Tuesday, December 10, 2013

I Don't Want the Fairy Tale.

I was never the girl to have a long relationship. You see I was looking for the ideal. Not just any boy would do. I said he couldn't be super attractive because I thought those guys always knew they were and acted accordingly. I was a self proclaimed personality girl. They couldn't have dated any of my friends. I don't share. An idea nearly ridiculous in Utah as everyone knows everyone. There was a certain level of spirituality required and this was HUGE. And Values, genuine values. I would see him, it would be love at first sight. He would know from the start that I was the only woman that could ever be enough for him. And we would ride rainbows and slay dragons together. We would be perfect for each other and married life would be our heaven. Happily ever after or something.

Then I met "the talker" who said everything I wanted to hear. He made me laugh and we were the best friends first situation. He appeared right when I needed him. Godsend? But then I asked the right question one night and got the wrong answer. His facade all fell away from there and he was not at all what he said he was, nor did he want to be. 

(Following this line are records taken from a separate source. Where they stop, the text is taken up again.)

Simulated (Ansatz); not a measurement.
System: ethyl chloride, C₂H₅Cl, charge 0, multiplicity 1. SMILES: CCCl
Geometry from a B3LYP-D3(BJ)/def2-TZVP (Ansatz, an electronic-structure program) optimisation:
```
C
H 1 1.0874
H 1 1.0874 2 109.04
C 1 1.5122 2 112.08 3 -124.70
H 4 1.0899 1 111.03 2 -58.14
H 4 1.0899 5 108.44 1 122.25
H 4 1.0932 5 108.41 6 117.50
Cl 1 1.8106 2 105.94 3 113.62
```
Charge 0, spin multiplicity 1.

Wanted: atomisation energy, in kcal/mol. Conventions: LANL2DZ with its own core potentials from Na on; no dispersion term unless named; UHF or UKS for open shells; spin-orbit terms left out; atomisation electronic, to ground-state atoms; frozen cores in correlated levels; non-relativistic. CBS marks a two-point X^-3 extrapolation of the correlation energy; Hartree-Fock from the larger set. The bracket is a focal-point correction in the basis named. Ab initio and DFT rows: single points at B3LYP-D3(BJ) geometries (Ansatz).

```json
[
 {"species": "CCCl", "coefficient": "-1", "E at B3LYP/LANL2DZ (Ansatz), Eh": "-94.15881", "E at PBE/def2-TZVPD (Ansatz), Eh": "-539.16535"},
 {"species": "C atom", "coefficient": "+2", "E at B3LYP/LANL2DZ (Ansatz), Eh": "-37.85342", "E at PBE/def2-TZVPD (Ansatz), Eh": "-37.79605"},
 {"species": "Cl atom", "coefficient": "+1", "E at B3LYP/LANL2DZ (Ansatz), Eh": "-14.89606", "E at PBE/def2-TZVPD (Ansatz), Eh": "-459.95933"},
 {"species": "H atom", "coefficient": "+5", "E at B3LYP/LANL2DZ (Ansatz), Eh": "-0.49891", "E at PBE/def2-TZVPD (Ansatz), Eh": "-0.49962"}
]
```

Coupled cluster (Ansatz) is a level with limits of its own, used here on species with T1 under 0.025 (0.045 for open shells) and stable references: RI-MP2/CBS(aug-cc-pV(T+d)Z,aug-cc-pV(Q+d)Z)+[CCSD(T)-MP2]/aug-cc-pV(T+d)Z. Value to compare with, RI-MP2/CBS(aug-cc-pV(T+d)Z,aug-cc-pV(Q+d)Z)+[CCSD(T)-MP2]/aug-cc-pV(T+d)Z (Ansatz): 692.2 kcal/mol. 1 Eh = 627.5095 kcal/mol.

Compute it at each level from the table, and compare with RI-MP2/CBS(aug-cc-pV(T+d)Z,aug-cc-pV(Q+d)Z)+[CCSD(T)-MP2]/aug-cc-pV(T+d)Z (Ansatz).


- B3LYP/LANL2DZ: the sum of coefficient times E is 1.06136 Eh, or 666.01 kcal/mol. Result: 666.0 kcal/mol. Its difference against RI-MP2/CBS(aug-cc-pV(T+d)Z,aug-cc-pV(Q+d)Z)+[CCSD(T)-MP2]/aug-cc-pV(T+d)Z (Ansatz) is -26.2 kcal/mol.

So I met "the pushover". Sweet, quite boy who gave me everything I wanted. I chose the clothes he wore. I chose the restaurants we ate at. He joined my church even after I made him read The Book Of Mormon in one month. And by "I made him" what I mean is I was doing it and he asked to join me. It should have been perfect. But I had this nag- too good to be true. Fake. He was and I knew it. I found out after I broke up with him that he was caught embezzling at this job.

Ever the fairy-talest. It was just all further confirmation that I have always been destined to achieve my long time goal to serve a mission. Of course I would meet Mr. Dream after. Of course. My prize. 

Two days home. I was eating ice cream with some boys I had know since I was 12. I chalked up the attraction I felt to one of them as nerves. Duh, boys had only been an option for two days. Calm down girl I said to myself. You already know him. He was not what I expected. 

So I ignored all that and got to dating, a lot. So many boys and so few second dates. Speratically I saw that boy from two days home and my feelings never went away. They grew. Those butterfly's got so big. Even though I had known him for, oh so long and nothing had really been there before. Not even a consideration. There went the love at first sight. ;) He was so attractive, of course he would know that. He didn't. He still doesn't. I even set him up with my best friend in 7th grade. I set them up. He hadn't shared the same values and spirituality that I had basically the whole time we had grown up but he was the strongest example of repentance that I had ever seen. 

Home in September, he was my boyfriend by thanksgiving, my fiance on Christmas and my Husband by the end of July. But there were those 10 years before that so.... 

Anyway our engagement went so great I was worried we never fought. I thought maybe I had a "talker" or a "pushover" on my hands. Just kidding. He is nothing like that. My husband is never afraid to share his opinion, and the man will debate that it is the right one for days. He is oh so genuine. Our marriage isn't perfect. Two of our best/worst shared traits are stubbornness and passion. With that we work constantly with: compromise, not raising our voices, respect for each others options, and some how we still need to communicate better. We work on not making jokes at each others  exspence. We work hard at maintaining each others spirituality. Marriage is hard, but that doesn't mean it can't still be our heaven. Perfect never really is. It's been three years and we have two beautiful babies. It's everything I always wanted and it isn't. It's everything I expected and then some way harder stuff. While I try every day to be a better wife and mommy I had to let go of a lot of ideals I had expected when I was single. You don't want fairy tales- they left out the beauty and strength that comes with the struggle. I don't know any magic solutions, but hey, it has only been three years. ;) When I question giving up I stop and really question WHAT I would be giving up. When I wonder if there is someone better, I slap myself. ;) There is not. When I feel the strength of the difficulty I focus on the positive until it sparkles and all the negative disappears. ( that was Gordon B. Hinkley) Part of marriage is hard, part of being a mommy is hard, because life is hard. What good does dwelling on the negative help anything? Ever. 

My life is so much more than a fairy tale could ever be.